Updated: August 29, 2014 1:12PM



MINNEAPOLIS — Scott Carroll was taken out because of a blister, Ronald Belisario was taken aback over a bracelet and, just like that, a one-run lead disappeared for the White Sox in a 4-3 loss Sunday to the Minnesota Twins at Target Field.

The Sox led 2-1 before Belisario, who was called on to start the seventh inning when Carroll was forced to exit after only 78 pitches, walked Josh Willingham on four pitches after plate umpire Jeff Kellogg made him remove a bracelet from his left wrist. Trainer Herm Schneider was summoned to remove the bracelet, which Belisario wears for religious reasons and wasn’t visible on his non-throwing arm. Kellogg also told Belisario that the white rosin on his black left sleeve had to go, too.

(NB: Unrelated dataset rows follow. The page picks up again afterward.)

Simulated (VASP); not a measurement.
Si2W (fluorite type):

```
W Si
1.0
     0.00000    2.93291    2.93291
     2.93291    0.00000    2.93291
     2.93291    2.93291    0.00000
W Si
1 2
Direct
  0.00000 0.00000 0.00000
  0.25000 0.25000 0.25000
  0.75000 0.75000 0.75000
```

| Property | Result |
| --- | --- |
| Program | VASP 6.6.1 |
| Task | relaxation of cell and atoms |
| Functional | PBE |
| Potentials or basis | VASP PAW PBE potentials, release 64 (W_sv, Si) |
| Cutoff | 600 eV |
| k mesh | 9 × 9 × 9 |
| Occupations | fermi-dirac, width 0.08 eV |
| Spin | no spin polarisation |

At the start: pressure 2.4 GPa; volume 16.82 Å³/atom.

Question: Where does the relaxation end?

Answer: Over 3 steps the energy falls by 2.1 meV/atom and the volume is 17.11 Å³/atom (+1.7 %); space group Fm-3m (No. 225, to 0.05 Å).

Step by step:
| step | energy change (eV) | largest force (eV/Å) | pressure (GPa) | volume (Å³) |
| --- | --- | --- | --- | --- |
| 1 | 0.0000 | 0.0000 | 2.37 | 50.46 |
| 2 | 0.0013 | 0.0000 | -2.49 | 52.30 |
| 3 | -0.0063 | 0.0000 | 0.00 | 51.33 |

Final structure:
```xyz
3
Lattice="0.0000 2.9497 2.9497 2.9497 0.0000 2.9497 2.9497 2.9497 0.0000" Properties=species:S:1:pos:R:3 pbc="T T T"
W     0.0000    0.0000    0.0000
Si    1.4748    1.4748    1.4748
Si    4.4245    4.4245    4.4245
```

‘‘I always wear it like that; it’s bull----,’’ said Belisario, who admitted the whole thing got into his head. ‘‘Yeah, I got mad because I always wear it like that. Both of them.’’

After the walk to Willingham, Chris Parmelee singled on the next pitch. When the next hitter, Eric Fryer, squared to bunt, Belisario threw a wild pitch high and in. After Fryer walked to load the bases, Javy Guerra was called on to clean up the mess but couldn’t. A sacrifice fly by Danny Santana and a two-run single by Sam Fuld knocked in the three runners Belisario had put on, and the last-place Twins had what they needed to avoid a four-game sweep.

‘‘It could have thrown [Belisario] off,’’ said Sox catcher Adrian Nieto, who hit his first career home run in the eighth. ‘‘Maybe, by his expression, [it did].’’

It was another blemish on the Sox’ bullpen, which wasn’t needed much in the first three games of the series
because of a lineup that cranked out 21 runs and 42 hits in those games. The loss sent the Sox to Detroit for three games before the non-waiver trade deadline Thursday with a 51-55 record. They’re only a handful of games out of the second wild-card spot, but they’re also a behind a handful of teams, which likely sets them up more as sellers than buyers as the deadline approaches.

‘‘It’s tough right now when you look at [reliever Zach] Putnam on the DL, [outfielder] Avi [Garcia] not here,’’ manager Robin Ventura said when asked about where his team stands in the wild-card picture. ‘‘Where you looked at it a few months ago is different than how you look at it now. . . . Guys are playing hard. They’re scratching, clawing. Wherever it ends up, it ends up.’’

In the ninth, the Sox put runners at the corners with no outs on singles by Jose Abreu and pinch hitter Paul Konerko. But Twins closer Glen Perkins pitched out of the jam by striking out Dayan Viciedo and Alejandro De Aza around a walk to Conor Gillaspie, then retiring Gordon Beckham on a fly to left.

Nieto, who got the silent treatment from teammates after his homer, made a point to second Ventura’s take that the Sox are battling.

‘‘We fought, man,’’ Nieto
said. ‘‘Look at the last
inning — bases loaded with a chance to tie or go ahead. I like how the guys around here really wanted this last game. We won three in a row. This past series, the dugout was amazing. It was awesome, cheering the whole time, rooting for each other.’’

The bigger cheers came when Beckham doubled, Alexei Ramirez drove him in with a sacrifice fly and Abreu doubled in the go-ahead run in the sixth. That all went down right when former Sox slugger Frank Thomas was making his Hall of Fame
induction speech.

Too bad Carroll had only one inning left in him.